The 10 most expensive natural disasters in U.S. history all have occurred in the last decade. These catastrophes have resulted in insurance companies having to cover losses averaging $10 billion each year since 1989, compared with just $2 billion yearly from 1980 to 1988. With the potential catastrophe payouts insurers face far exceeding their reserves, it's no surprise that major companies, including Allstate and State Farm, are raising catastrophe-policy premiums and deductibles. "The insurance industry is saying to the homeowner, If you choose to live here, that's great, but you have to take on more of the risk," says Jayna Neagle, of the Washington, D.C.based Insurance Information Institute. "It's all about sharing the risk."

If you live where tornadoes, floods, hurricanes, and earthquakes are a regular occurrence, catastrophe insurance is an important consideration. Ask these questions to avoid paying too much or choosing a company that a disaster could drive out of business:

Do you have proper coverage? Amazingly, most people don't. For instance, only 20 percent of homeowners in floodplain areas carry flood insurance, even though their flood risk is 26 times their fire risk. Similar figures hold in many earthquake- and storm-prone areas. Find out if you need catastrophe coverage by calling your agent or state insurance board. Obtain information on flood, storm or quake risks in your region and compare it to risks posed by the "normal" hazards your homeowner's policy covers; if catastrophe risk exceeds normal risk, buy expanded coverage.

Is the insurer financially stable? A huge catastrophe can shake the stability of weaker insurance companies, putting them at risk of a default that could leave policyholders uncovered. A.M. Best and Standard & Poor's now rate insurance companies to reflect their ability to withstand such catastrophes. Check an insurer's rating with A.M. Best, S&P, or Consumer Reports magazine. Look for an A rating or better (such as AAA or A++). Avoid lower-rated companies (those with a B or lower rating).

Are the premiums and deductibles reasonable? Double-digit increases in catastrophe premiums are common in high-risk storm and earthquake areas. These increases vary widely by company and region, so if your premium jumps up, shop around for an insurer that's not as exposed to catastrophe-related payouts.

Also be aware of the change to "percentage deductibles" that require homeowners to cover a percentage of the damages rather than a set figure. For example, if the deductible is 5 percent and losses are $100,000, the policyholder covers the first $5,000.

According to J. Robert Hunter, insurance director for the Consumer Foundation of America, homeowners are not always clearly notified of the change. "A lot of people have been misled," Hunter says. "The disclosure is really vague, buried in a lot of fine print."

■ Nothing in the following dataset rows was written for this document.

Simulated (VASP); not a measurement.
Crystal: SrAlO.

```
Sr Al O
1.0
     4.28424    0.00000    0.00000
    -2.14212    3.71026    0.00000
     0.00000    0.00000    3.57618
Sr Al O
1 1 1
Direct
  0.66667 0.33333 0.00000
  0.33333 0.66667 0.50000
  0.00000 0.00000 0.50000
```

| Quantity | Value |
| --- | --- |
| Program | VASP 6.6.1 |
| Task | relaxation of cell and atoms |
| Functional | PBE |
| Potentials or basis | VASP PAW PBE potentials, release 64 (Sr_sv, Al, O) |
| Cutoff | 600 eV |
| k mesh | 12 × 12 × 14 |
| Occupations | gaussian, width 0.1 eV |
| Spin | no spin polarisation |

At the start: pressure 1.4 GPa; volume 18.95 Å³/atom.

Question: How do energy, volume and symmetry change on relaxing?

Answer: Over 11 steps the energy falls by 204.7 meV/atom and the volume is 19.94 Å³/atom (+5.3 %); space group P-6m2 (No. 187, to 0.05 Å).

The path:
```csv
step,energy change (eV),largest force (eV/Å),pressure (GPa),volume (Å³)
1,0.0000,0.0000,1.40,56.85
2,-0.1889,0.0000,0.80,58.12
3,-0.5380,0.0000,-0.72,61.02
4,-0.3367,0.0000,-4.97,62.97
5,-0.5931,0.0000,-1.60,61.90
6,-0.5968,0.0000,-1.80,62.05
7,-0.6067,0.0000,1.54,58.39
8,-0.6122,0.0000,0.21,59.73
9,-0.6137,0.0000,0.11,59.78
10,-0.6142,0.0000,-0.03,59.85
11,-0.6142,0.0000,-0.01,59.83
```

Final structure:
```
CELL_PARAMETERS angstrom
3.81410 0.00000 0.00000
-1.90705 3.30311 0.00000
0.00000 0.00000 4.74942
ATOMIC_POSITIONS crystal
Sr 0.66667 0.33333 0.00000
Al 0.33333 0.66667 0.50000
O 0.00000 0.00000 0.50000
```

When you're ready to buy, try these shopping tips:

1. Purchase all your insurance (homeowner's, auto, life) from an insurer that offers a multiple-policy discount. Also check if your insurer gives a "loyalty" discount for staying with them for three to five or more years.
2. Go with a high deductible; this can save up to 20 percent in premiums if you have savings to do it.
3. Install smoke detectors, a burglar alarm, storm shutters, dead bolts, and a fire-sprinkler system to reduce the premium on your homeowner's policy. The same goes for using storm- or earthquake-resistant construction methods or materials.